The Liberal Party of Australia was founded on 16 October 1944.
The Party was formed after a three-day meeting in Canberra
convened by the then Leader of the Opposition (United Australia
Party), Robert Menzies.
Robert Menzies had already served as Prime Minister of Australia
(1939-40), but he believed the non-Labor parties should unite to
present a strong alternative government to the people of Australia.
Eighty men and women from 18 different non-Labor political parties
and organisations such as the Democratic Party, the Liberal Democratic,
the United Australia Party, the Institute of Public Affairs, the
Australian Women’s National League and the Queensland Women’s Electoral
League attended the first Canberra conference. They shared a common belief
that Australians should have greater personal freedom and choice than
that offered under Labor’s post-war socialist plans.

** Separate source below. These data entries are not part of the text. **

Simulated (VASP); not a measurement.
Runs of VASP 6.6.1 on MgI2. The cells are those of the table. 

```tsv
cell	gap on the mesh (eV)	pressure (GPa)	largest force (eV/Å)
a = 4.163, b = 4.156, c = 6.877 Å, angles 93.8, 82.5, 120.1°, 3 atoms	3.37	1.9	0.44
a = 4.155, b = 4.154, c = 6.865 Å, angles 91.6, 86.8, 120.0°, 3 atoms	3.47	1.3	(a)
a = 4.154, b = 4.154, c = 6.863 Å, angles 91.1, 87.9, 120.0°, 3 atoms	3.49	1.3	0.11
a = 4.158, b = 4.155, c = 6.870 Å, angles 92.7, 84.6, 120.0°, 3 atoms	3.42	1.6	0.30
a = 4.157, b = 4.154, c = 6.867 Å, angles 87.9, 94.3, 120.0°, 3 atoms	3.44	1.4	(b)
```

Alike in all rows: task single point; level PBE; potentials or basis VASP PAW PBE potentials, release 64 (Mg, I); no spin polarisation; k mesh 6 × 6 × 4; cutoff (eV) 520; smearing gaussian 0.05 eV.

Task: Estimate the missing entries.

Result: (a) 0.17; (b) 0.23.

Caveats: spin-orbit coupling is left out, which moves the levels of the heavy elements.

Robert Menzies believed the time was right for a new political force in
Australia – one that fought for the freedom of the individual and produced
enlightened liberal policies. In his opening address at that meeting, he said:
"......what we must look for, and it is a matter of desperate importance to our
society, is a true revival of liberal thought which will work for social justice
and security, for national power and national progress, and for the full
development of the individual citizen, though not through the dull and deadening
process of socialism."
It is often said that Robert Menzies stood for the ‘forgotten people’ of Australia;
those mainstream Australians whose goals, needs and aspirations had been ignored
by government.
On October 16, 1944, the name The Liberal Party of Australia was adopted, uniting
the many different political organisations. Two months later, at the Albury Conference,
the Party’s organisational and constitutional framework was drawn up. By May 1945
membership of the Liberal Party had swelled to 40,000.
The name Liberal was chosen deliberately for its associations with progressive nineteenth
century free enterprise and social equality.